America’s goal to have “half of all cars sold in 2030 to be electric and to reach net-zero emissions by 2050” and even to protect national security is driving the demand for minerals used in batteries and other “clean-energy technologies.” Demand is predicted to increase 40 fold for lithium by 2040 and 20 fold for copper and nickel. In America, high lithium deposits are found in the Montana Mountains-Humboldt County, Nevada.


As with mines in the past, mostly located west of the Mississippi River, there are many concerns about the process of extracting minerals from the earth including the potential to pollute the air, pollute the water supply and to harm the local habitat. Compared to the past though, “today, mining companies have to study how their activities would affect the environment and clean up by themselves.”

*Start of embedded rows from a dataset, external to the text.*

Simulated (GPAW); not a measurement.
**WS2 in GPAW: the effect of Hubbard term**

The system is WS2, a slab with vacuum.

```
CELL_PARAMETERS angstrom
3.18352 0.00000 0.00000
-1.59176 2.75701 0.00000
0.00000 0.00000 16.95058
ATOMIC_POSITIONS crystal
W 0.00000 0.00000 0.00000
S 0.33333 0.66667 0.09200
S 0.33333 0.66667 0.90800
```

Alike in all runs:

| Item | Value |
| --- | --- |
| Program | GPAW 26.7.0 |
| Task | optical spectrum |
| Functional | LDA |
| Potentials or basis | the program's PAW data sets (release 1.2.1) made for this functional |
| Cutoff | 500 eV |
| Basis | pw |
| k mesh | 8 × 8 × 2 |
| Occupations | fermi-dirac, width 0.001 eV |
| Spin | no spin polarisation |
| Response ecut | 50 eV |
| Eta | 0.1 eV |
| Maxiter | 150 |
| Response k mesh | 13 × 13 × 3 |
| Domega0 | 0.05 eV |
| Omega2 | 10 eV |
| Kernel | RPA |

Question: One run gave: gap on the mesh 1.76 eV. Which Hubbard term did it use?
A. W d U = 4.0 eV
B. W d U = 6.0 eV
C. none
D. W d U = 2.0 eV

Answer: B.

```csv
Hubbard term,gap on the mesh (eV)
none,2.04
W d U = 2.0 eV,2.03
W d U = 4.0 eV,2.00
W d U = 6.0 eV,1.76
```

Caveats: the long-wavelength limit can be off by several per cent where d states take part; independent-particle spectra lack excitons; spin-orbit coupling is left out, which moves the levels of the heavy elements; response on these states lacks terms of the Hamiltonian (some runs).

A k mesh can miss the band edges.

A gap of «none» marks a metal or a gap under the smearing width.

Residents in Humboldt County’s Orovada are understandably concerned because the Federal government owns much of the land that could be mined. “Gina Amato, a local farmer, comments…’We’re still not convinced this is in our best interest…we do very much feel that we are the sacrificial lamb for greater good.”


The stakeholders in this discussion are diverse. Can “conservationists, energy companies, ranchers and tribal nations find an agreeable path forward? The Bureau of Land Management (BLM) oversees any mining on Federal lands that are typically “found within 35 miles of Native American reservations” and as such BLM must be “revising the consultation process by involving more tribes earlier…” Also other local communities want a “seat at the table.”


Lithium Americas, “has plans to build a mine and processing plant at Thacker Pass” that would be “America’s biggest lithium mine” and is negotiating with Orovada.” It is, for Orovada, the hope of a better mining process in exchange for the promise of 300 jobs and the “offer [by LA] to build the town a new school.”